However, being a creative entrepreneur was her sole means to creating the model, that young creatives can look up to, and emulate in shaping the coming future of Africa’s creative industry.
The turning point came nine years later, in 2018, when her parents could witness the monetary benefits, global prominence and self fulfilment she has from doing what she loved compared to her counterparts in South Africa. She had gained the nicknamed ‘godmother of Digital Lab Africa’.
Through DLA, Tshimologong hosts innovative bootcamp (a series of workshops and masterclasses) where young, budding creatives can acquire skills, learn the processes and ecosystems of creative industry of their choice, which helps reduce risks of starting out ‘green’. Similarly, it opens the call for DLA mentorship and incubation programme dedicated for more experienced digital creatives professionals across Africa.
“Our mission is to get innovative and creative work, at a level of excellence out into the world, especially at an entrepreneurial level. We believe that the world’s appetite for African content, means that it will become a major market for creatives and young people in Africa to have jobs and make a good living for themselves; in addition to building intellectual property that will take Africa forward in the next future,” said Cachucho.
Today, Tshimologong is growing by leaps and bounds, with the expansion of it partners and funders from solely the French Agency for Development (AFD) to Gobelin Animation School, the world’s first animation school, French Animation Festival, and local South African organisations and events like the Animation Film Festival, and Africa Games Week. As it expands, it will require additional partnerships to maintain quality trainings for creatives.
“We have more than 70 partners, if you count funding and expertise but it showing that we are not growing alone. We are growing collectively and within the ecosystems around us.
“The project started with funding from AFD, In total, AFD have invested about €1.4m. What is interesting though is that at the beginning, it was solely AFD funding the programme, but now, AFD funding is about 40 per cent of the space. That means that the 60 per cent additional funding required for the spaces functionality are coming from other partners, especially public entities in South Africa that are beginning to invest in the project. But there is funding support found from friends. As the programme scales up, we are still looking for partners. All of our programmes are free. So, it’s costly, a division we need a lot of funds to host those programmes,” said Denis.
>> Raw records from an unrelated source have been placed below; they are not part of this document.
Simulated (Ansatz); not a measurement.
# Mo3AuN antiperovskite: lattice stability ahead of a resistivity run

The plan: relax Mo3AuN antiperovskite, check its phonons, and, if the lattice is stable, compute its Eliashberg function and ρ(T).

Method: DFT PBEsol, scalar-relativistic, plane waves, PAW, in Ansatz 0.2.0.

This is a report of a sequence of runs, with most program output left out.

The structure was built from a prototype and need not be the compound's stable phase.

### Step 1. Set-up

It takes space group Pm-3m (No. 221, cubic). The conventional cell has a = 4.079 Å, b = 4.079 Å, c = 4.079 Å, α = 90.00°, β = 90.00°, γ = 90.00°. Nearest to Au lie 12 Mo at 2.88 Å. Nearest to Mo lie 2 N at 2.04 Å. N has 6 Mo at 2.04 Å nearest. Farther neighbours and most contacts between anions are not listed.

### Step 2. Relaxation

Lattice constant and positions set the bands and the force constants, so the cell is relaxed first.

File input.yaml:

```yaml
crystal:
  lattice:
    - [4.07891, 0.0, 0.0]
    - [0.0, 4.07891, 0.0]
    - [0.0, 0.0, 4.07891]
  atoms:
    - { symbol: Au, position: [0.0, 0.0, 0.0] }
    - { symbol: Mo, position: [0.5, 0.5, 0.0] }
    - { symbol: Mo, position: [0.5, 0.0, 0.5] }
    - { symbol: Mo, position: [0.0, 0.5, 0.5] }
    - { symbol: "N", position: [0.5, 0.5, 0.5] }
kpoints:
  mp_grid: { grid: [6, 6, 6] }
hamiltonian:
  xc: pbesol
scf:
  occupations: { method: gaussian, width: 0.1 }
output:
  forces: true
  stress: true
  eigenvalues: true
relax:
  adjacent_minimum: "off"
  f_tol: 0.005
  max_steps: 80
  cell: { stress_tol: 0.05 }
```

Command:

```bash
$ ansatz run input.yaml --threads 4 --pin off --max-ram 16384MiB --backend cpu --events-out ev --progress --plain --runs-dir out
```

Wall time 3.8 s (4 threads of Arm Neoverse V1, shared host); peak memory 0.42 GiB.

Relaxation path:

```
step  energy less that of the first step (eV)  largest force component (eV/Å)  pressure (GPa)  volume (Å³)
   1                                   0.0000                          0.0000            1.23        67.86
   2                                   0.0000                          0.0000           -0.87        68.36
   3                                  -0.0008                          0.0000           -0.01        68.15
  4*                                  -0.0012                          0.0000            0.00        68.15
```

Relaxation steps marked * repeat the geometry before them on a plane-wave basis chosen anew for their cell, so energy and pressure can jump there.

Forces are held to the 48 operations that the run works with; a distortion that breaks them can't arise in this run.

DLA partner, Gobelin offers paid scholarships to 20 students and incubation beneficiaries. “They get stipends and are paid to do the internship for the entire year. and at the end of the programme, there is about 100 percent employment rate. That’s impact. That changing lives. This also means jobs, livelihoods. It is keeping families employed,” said Cachucho
Whilst limited knowledge of the programme in Africa has slowed applicants to the programme, he believes that participating and announcing the 7th edition of DLA will widen its pool of applicants across the continent.
“The most critical thing about an event like Creation Africa, is even like us sitting around the table, that we actually speak in person. is very expensive to bring people together but sometimes the only way, is to put people in a room together, and the way that news travel, and the way that we speak, as humans, its the best way to get information across.
DLA alumnis exhibiting for the first time at the Creation Africa Forum’s Immersive Arts Exhibition include: The Cosmic Egg and Eye of Rre Mutwa by Moratiwa Molema and Shmerah Passchier of the Afrocyborg Collective, Xabiso Vili’s Re/Member Your Descendants, and Sharifa Ali and Yetunde Dada.